Boosting misallocation of capital
Misallocation of capital is a catchphrase describing what happens when investments are poured into the wrong activity. To some extent, this is unavoidable, as forecasting the best use of capital is a tricky business. Predicting the future is hard, except after the fact of course.
This by the way is why a healthy economy needs recession now and then. The wrong decisions are revealed. The lousy company shrinks or goes bust, and its machinery, offices, people, and capital are redeployed in a better venture.
So it is likely impossible to bring to zero the misallocation of capital. But it is possible to make it happen more often than necessary. This is usually what happens when capital is too abundant.

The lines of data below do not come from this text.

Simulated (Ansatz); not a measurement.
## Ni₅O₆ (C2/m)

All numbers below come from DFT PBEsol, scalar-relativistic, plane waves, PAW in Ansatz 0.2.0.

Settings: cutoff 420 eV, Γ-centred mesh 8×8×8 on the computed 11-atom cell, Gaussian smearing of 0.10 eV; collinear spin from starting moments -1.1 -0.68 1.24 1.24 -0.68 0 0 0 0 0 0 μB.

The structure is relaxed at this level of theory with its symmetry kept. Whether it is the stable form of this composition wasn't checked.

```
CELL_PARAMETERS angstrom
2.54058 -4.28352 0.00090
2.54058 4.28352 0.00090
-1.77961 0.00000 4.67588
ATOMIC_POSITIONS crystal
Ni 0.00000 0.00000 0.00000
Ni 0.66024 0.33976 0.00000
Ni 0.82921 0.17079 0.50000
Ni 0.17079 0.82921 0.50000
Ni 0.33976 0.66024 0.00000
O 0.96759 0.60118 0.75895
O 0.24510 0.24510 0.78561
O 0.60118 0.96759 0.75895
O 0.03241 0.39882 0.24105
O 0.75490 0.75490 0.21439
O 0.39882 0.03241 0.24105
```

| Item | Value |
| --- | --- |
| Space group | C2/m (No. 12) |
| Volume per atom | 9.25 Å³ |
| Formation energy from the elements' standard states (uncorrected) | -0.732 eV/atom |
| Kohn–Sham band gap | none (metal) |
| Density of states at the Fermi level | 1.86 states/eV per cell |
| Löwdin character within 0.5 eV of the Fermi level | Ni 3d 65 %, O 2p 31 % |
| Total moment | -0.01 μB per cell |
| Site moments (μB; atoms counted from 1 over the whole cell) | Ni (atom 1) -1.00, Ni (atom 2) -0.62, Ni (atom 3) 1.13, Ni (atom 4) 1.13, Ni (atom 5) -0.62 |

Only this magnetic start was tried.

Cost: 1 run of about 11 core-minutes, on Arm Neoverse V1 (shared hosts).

For example, when central banks spend a decade and a half injecting liquidity (capital) into the financial system. If money is easy to get, why be afraid of wasting it?
This is how you end up with companies like Uber or WeWork, whose growth is only possible by selling a product below its cost. You sell $1 at 90c, and scale up the operation to (not) turn a profit.
During the years it takes to burn through all the free VC money, you can pay handsome salaries to the employees and management. So society as a whole loses, but insiders get rich at least …
The worst waste is not money
Economists and finance people like to boil down everything to numbers. So they will write endlessly about the waste of financial capital. But they look at the trees and miss the forest.
Don’t get me wrong. A large part of the shortages we are experiencing is because we collectively invested billions in Uber shares instead of new factories, refineries, mines, and oil drilling.
But the worst is all the people that specialized in that waste of capital.
What prompted the idea for this email was the tweet below:
This is a part of a transcript discussing how we are going to face a massive copper shortage in the incoming years. Some of the reasons are easy to guess. Increasingly complex regulations or low industry capital expenditure for example.
But one large and undiscussed hurdle is a shortage of talent in the field.
Among new graduates, plenty went into IT, marketing, finance, law, and other “intellectual” fields.
Oil&gas, mechanical engineering, mining, and industrial tooling, are dirty, unappealing fields, when you can sit in a cool tech giant campus instead.
They also pay a lot less and don’t score you many social points, except maybe in the most conservative political leaning crowd.
It’s not like we had no warning. For example, the always insightful Irina Slav (I really recommend her substack) was ringing the alarm bell 3 years ago, and even before that.
https://oilprice.com/Energy/Energy-General/Oil-Industry-Faces-Imminent-Talent-Crisis.html
Already in 2013, Facebook's leading data scientist warned us that the smartest people of his generation were wasting their talents. We did not listen.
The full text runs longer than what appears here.